Space Oddity
We lost David Bowie yesterday, and that’s no laughing matter. It’s quite sad. But we’re in the business of funny here, and I’ve found myself listening to “Space Oddity” over and over. It’s one of several songs (Elton John’s “Rocket Man” also comes to mind) that played on NASA’s square-jawed test pilots and their dangerous and incongruous role as “spam in a can.” I always looked at the astronauts as heroes (and I still do), but they were never the super-human androids that NASA made them out to be. They were human, flawed, and complicated. And from the counter-culture perspective it was easy to see them as tools (and maybe even victims) of the military-industrial complex. Certainly, whatever else they were, they were propaganda weapons of the cold war, and these songs reflect this.

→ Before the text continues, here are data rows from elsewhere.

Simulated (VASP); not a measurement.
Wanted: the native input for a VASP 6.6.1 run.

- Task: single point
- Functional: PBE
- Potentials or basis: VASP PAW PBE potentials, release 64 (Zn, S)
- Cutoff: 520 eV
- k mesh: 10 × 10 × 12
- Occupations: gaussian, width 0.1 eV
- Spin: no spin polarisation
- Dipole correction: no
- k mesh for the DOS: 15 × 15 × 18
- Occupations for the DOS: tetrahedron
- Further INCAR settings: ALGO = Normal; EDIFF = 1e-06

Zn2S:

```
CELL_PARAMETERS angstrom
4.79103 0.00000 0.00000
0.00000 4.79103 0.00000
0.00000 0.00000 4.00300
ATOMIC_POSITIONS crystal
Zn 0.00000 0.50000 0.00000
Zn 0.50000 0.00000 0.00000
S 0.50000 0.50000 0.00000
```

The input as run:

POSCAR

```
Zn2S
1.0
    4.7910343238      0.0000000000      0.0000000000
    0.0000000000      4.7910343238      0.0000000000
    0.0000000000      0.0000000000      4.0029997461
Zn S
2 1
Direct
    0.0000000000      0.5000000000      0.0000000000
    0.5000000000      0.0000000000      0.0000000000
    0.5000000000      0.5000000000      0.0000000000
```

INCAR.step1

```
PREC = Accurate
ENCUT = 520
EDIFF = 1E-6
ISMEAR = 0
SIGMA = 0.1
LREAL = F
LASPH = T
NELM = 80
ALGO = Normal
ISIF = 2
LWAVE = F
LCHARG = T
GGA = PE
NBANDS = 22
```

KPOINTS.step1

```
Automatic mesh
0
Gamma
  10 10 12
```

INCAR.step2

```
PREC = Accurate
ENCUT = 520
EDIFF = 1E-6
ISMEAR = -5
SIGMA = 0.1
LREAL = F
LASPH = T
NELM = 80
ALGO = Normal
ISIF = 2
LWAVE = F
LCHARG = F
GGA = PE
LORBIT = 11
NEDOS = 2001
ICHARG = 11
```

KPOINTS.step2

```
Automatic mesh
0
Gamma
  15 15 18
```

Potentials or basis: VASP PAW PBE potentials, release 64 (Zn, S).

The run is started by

Anyway, this panel is my humorous take on “Spam in a can.” The capsule is actually a GI Joe replica of John Glenn’s Mercury capsule. The rocket is just a cardboard tube concrete form covered with some silver shelf-paper. The trusty guard tower from yesterday’s strip serves as rocket gantry. As in Sunday’s panel, No. 1 seems to be getting the upper hand over Number Two here, another example of that rare event.
Astronauts were my childhood heroes, too: Especially Buzz Aldrin. (big surprise, there, huh?) I also like the subtle homage to the Thin White Duke, David Bowie!